Let's say you want to invoke the method YourMethod, allowing it only five seconds to run. You could use TimedOperation to do this, as shown in the following code:

bool timeExpired; object result = TimedOperation.Invoke(TimeSpan.FromSeconds(5), out timeExpired, new SomeDelegate(YourMethod), new object[]{...}); if (timeExpired) Console.WriteLine("Ran out of time."); else Console.WriteLine("Result: {0}", result);

The first parameter is the amount of time for which you want to let the method run. When TimedOperation.Invoke returns, the second parameter, an out Boolean, indicates whether the called method returned on its own accord or due to the thread being aborted when time ran out. The third and fourth parameters are the delegate to be executed and the parameters to be used for this delegate's invocation.

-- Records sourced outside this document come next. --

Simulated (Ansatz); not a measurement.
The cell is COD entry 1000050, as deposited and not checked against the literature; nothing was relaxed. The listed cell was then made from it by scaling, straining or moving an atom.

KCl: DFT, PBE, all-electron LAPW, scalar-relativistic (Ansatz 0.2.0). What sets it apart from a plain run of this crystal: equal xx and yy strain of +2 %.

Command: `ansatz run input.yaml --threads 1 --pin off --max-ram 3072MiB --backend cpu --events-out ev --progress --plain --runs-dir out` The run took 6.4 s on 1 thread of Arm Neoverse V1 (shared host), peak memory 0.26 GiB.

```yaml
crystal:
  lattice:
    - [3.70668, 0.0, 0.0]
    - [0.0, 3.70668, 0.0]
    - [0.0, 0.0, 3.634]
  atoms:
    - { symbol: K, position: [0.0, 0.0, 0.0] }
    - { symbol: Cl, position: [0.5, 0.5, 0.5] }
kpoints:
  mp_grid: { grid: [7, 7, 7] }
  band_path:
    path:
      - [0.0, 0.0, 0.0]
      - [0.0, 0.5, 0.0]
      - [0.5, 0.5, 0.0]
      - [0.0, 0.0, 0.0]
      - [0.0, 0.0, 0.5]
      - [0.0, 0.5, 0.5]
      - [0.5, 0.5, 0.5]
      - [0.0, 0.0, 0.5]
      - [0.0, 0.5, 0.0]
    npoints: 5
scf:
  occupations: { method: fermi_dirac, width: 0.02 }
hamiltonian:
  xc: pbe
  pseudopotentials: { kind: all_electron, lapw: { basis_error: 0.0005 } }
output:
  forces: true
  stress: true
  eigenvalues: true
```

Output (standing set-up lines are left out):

TimedOperation.Invoke first checks to make sure that the parameters are valid, namely that a delegate was supplied and that the amount of time allowed is positive (it wouldn't make much sense to allow the method negative time). The delegate and the parameters are then packaged into an instance of the internal Operation class. This class provides the method that will be run on the temporary thread. The user-supplied delegate can't be used directly as the ThreadStart method for several reasons. First and foremost, doing so would only allow TimedOperation to work with methods that accept no parameters and that return no value. Second, it would be more difficult to rethrow any exceptions thrown from this method to the caller of TimedOperation.Invoke.

With this Operation instance in hand, a new background thread is started with the Operation's Run method. The Run method simply executes the user-supplied delegate within a try block: any exceptions besides ThreadAbortException thrown from the delegate are caught and stored in the Operation instance, along with any value returned by the delegate, if any. After starting the thread, the Invoke method waits for the worker thread to finish processing by using the Thread.Join overload that accepts a timeout. If Thread.Join returns true, it means that the worker thread completed within the time specified. In this case, Invoke rethrows any exceptions that might have been thrown by the delegate, or it returns the value returned by the delegate (any out or ref parameters supplied to the delegate will be accessible to the caller of TimedOperation.Invoke through the parameters argument). If, however, Thread.Join returns false, it means that the worker thread did not complete in the time allotted. As a result, Invoke calls Abort on the thread object and returns null.

This technique is used by the Microsoft® .NET Framework in a couple of places, the most prominent in ASP.NET. ASP.NET implements an execution timeout for all requests, which by default is 90 seconds. The HttpContext for each request, along with the Thread that's processing it, is stored on a list which is periodically culled by a worker thread in the ASP.NET runtime. If a request is found on this queue past its execution timeout, the worker thread cancels the request using Thread.Abort to abort the relevant thread.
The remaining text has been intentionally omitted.